Catenaa, Saturday, July 18, 2026- Retail trading platform eToro has become a strategic investor in decentralized perpetual futures exchange Extended, strengthening its push into on-chain finance by combining decentralized derivatives with self-custody infrastructure acquired earlier this year.
The investment, announced by Extended, marks the beginning of a partnership between the exchange and Zengo, the self-custody wallet provider eToro acquired in April. While neither company disclosed the financial terms of the investment, CoinDesk reported the funding round was valued at approximately $12.5 million.
The transaction extends eToro’s strategy of connecting traditional financial markets with blockchain infrastructure by bringing together secure digital asset custody and decentralized derivatives trading under a broader on-chain ecosystem.
More details about the partnership are available from eToro, Extended and Zengo.
Extended, which is built on Starknet, was founded by former Revolut executives, including the fintech company’s former head of crypto, Ruslan Fakhrutdinov. The decentralized exchange supports more than 100 trading markets spanning cryptocurrencies, equities, foreign exchange and commodities, allowing traders to access multiple asset classes through blockchain infrastructure.
By combining Extended’s trading engine with Zengo’s self-custody technology, eToro is positioning itself to offer users access to decentralized perpetual futures while allowing them to retain direct control of their digital assets rather than relying on centralized custody.
The partnership follows eToro’s acquisition of Zengo, a move the company previously said was intended to accelerate its efforts to bridge traditional finance with on-chain services. The latest investment expands that strategy beyond wallet technology into decentralized market infrastructure.
Unlike conventional cryptocurrency exchanges that hold customer assets, self-custody wallets allow users to maintain ownership of their private keys. Integrating that capability with decentralized derivatives could enable traders to participate in leveraged markets without relinquishing custody of their funds.

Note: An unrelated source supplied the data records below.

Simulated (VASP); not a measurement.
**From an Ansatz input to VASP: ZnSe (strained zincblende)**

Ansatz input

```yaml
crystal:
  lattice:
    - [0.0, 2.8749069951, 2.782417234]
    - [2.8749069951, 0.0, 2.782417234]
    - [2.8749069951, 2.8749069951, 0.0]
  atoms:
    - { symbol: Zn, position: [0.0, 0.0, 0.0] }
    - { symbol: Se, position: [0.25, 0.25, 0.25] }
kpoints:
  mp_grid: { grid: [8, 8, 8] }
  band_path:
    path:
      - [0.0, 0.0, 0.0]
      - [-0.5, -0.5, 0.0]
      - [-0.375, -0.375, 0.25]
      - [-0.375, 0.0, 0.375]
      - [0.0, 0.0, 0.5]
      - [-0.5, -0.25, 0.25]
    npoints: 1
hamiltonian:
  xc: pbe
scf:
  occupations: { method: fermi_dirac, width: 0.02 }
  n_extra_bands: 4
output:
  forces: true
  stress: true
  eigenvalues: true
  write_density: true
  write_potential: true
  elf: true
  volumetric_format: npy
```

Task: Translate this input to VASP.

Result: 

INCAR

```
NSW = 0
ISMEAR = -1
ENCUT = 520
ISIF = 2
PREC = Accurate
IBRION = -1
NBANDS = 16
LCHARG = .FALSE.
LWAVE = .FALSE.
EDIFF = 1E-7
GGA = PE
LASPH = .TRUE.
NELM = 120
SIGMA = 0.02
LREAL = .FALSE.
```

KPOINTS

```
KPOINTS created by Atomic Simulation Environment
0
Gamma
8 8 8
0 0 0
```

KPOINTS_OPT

The move also reflects the continued expansion of blockchain-based financial products beyond spot cryptocurrency trading. Decentralized exchanges are increasingly offering access to tokenized representations of traditional financial markets alongside digital assets, broadening the range of services available through on-chain platforms.
Catenaa recently reported on Kraken’s plans to introduce agentic AI-powered trading, highlighting how major exchanges are redesigning their platforms around next-generation digital investment tools. Similarly, Robinhood’s launch of its own Layer 2 blockchain demonstrated how retail brokerages are investing in blockchain infrastructure to support future financial products.
The growing convergence between digital wallets, decentralized exchanges and tokenized assets has also been evident in PayPal’s expansion of PYUSD onto Polygon, where regulated stablecoins are being integrated into broader payment and settlement networks. Meanwhile, Japan’s Progmat platform recently migrated $2.7 billion in tokenized assets onto Avalanche, underscoring how institutions are increasingly adopting public blockchain infrastructure.
Although the size of eToro’s investment remains undisclosed, the strategic direction is becoming clearer. Rather than treating wallets, exchanges and tokenized markets as separate businesses, the company is assembling complementary infrastructure capable of supporting a wider range of blockchain-based financial services.
For users, the combination could eventually deliver an integrated experience where assets remain under self-custody while trading, derivatives and traditional financial markets operate through decentralized infrastructure.
As competition among digital trading platforms increasingly shifts toward integrated blockchain services, eToro’s latest investment suggests future differentiation may depend less on adding new cryptocurrencies and more on building secure, interconnected financial ecosystems that give users greater control over both their assets and the markets they access.